UPDATE: New look at detainee case
UPDATE 1:55 p.m. The Court will again consider the case of Kiyemba v. Obama (08-1234) at its next scheduled private Conference, this Friday, according to the Court’s electronic docket.
The Supreme Court opened its new Term Monday morning, and issued a lengthy list of new orders. The closely-watched case on the rights of detainees at Guantanamo Bay, Cuba — Kiyemba v. Obama (08-1234) — was not on the list, however. The Court invited the U.S. Solicitor General to offer the government’s views on four new cases, and invited Texas’ Solicitor General to provide the state’s views on another. No new cases were granted review; the Court had agreed last Wednesday, before the Term opened, to grant ten cases.

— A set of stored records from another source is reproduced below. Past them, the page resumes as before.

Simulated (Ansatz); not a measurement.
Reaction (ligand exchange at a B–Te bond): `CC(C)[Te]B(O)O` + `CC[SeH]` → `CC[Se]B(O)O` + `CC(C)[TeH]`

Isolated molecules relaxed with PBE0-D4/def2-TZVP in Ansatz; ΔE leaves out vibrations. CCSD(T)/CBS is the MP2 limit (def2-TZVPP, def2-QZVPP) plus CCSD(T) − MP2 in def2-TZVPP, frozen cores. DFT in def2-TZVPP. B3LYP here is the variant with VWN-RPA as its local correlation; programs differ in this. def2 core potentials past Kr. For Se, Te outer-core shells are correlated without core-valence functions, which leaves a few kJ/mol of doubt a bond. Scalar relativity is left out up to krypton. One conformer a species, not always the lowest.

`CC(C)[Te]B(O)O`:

The cases in which the government’s reaction was invited includes a major case testing the power of state and local governments to require employers to provide minimum spending to cover their workers’ health care needs — so-called “fair share” or “pay-or-play” laws. The case, Golden Gate Restaurant Association v. San Francisco (08-1515), conceivably could be influenced by what happens in Congress this year on health care reform. The other three cases the S.G. will analyze are Williamson v. Mazda Motor (08-1314), testing the right to sue auto makers over allegedly faulty seatbelts when a federal rule exists on such installations; Costco Wholesale v. Omega (08-1423), involving the scope of the “first-sale doctrine” in copyright law, as it applies to goods made and sold overseas and then brought into the U.S., and Missouri Gas Energy v. Schmidt (08-1458), testing state power to tax natural gas temporarily stored in an interstate pipeline system. (The Missouri Gas Energy petition was filed by a former nominee for the Supreme Court, ex-White House Counsel Harriet E. Miers, now a private attorney in Washington, D.C.)
The state of Texas’ views were invited in Rhine v. Deaton (08-1596), on the constitutionality of a state’s refusal to provide a court-appointed lawyer to a parent in a case involving potential termination of parental rights.
The Kiyemba case on Guantanamo detainees’ rights involves the basic issue of whether federal judges have any authority to order the actual release from that U.S. military prison. None of the Uighurs is considered any longer to be an enemy of the U.S. The specific transfer question in that case focused on moving Chinese Muslim Uighurs to live in the U.S., at least temporarily. The underlying judicial power issue, however, is broader than that, and could test whether judges can only invite the government — without compulsion — to resettle a detainee not considered a threat to national security. The Court has held over the case from the prior Term, but there is no word on when it will act upon it.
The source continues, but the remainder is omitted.